#35: U.S. Public Opinion
(May 3, 2004)
Many people have a general perception that Americans once loved Israel, particularly in the wake of the dramatic victory in the Six-Day War, but that public support has gradually eroded over time because of Arab propaganda and an anti-Israeli media bias. The data tells a different story.
American public support for Israel has consistently exceeded that of the Arabs and Palestinians by huge margins, and the overall trend over the years has been in Israel’s favor. Large majorities of Americans also view Israel as a friend and reliable ally.
In June 1967, 56% of Americans supported Israel, compared to only 4% who said they sympathized with the Arabs. Despite all that has transpired in the last 37 years, the latest Gallup poll, taken in February 2004, found that 55% of Americans still sympathize with Israel. Support for the Palestinians (Gallup permanently changed the question wording from “Arabs” in 1993) reached a record high in this poll, but is still only 18%.
Overall, support for Israel has been on the upswing since 1967. In the 1970s, the average level of support for Israel was 42%, in the 1980s, it was 46%, and, in the 1990s, 50%, including a record high of 64 percent at the time of the Gulf War in January 1991. So far, in the new millennium, support for Israel is averaging 48%.
Meanwhile, even with the latest record high, support for the Arabs/Palestinians has actually declined in the last two decades from an anemic average just below 15% in the 1980s to less than 14% since 2000. On average, Israel is favored by nearly four to one.

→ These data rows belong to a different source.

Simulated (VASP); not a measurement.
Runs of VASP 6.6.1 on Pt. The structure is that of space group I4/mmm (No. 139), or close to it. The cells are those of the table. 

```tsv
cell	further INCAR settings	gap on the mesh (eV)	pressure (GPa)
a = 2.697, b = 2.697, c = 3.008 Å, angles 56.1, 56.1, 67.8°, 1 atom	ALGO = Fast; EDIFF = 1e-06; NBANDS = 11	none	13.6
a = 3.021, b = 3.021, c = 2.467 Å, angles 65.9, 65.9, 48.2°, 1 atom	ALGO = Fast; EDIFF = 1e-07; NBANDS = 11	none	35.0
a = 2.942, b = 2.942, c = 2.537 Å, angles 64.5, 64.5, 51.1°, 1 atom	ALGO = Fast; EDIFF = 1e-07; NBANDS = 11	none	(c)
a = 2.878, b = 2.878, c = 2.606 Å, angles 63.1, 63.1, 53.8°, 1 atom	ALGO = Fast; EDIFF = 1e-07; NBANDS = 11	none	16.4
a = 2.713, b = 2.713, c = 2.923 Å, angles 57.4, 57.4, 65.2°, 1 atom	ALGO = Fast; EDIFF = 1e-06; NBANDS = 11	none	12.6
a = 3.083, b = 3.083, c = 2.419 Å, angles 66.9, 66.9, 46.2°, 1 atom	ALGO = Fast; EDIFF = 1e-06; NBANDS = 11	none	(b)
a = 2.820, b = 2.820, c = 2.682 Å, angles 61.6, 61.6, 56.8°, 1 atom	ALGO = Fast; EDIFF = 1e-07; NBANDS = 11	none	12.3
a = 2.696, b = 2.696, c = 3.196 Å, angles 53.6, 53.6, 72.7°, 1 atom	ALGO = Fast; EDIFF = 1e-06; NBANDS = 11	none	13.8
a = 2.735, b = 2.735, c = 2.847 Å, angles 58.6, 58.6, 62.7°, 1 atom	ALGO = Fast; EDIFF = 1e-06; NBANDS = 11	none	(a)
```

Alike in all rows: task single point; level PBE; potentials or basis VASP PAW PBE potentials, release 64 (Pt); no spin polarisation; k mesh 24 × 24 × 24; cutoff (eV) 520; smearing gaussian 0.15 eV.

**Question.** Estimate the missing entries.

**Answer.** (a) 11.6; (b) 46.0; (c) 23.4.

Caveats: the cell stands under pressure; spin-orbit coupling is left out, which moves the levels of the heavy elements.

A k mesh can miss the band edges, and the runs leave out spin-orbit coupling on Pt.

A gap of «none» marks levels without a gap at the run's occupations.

The percentage of Americans with a favorable opinion of Israel has averaged 62% over the past eight years, compared with only 17% for the Palestinian Authority (over five years). Three-quarters of Americans have an unfavorable opinion of the PA, which ranks second from the bottom (only slightly more positively than North Korea) of a list of 22 countries measured by Gallup.
Since 1998, roughly three-fourths of respondents have said the United States should take neither side in the conflict, but those who do pick a side overwhelmingly choose Israel (27% vs. 1% for the Palestinian’s side in 2001). More than three-fourths of Americans also believe Palestinian-Israeli peace is somewhat or very important to the United States.
Polls also indicate the public views Israel as a reliable U.S. ally, a feeling that grew stronger during the first Gulf crisis. A January 1991 Harris Poll, for example, found that 86 percent of Americans considered Israel a “close ally” or “friendly.” In a 2002 ADL poll, the figure was 64%, and a May 2003 survey sponsored by the Alliance for Research on National Security Issues, reported that 63% of Americans believed Israel is “a reliable ally of the U.S. in the fight against terrorism.”
When Fox News asked in February 2003 which nations are friends of the United States, 70% answered Israel, which placed the Jewish State second only to Great Britain, and far ahead of France and Germany.
On U.S. support for Israel, 60% of Americans in the May 2003 Gallup poll said the United States supports Israel about the right amount or too little.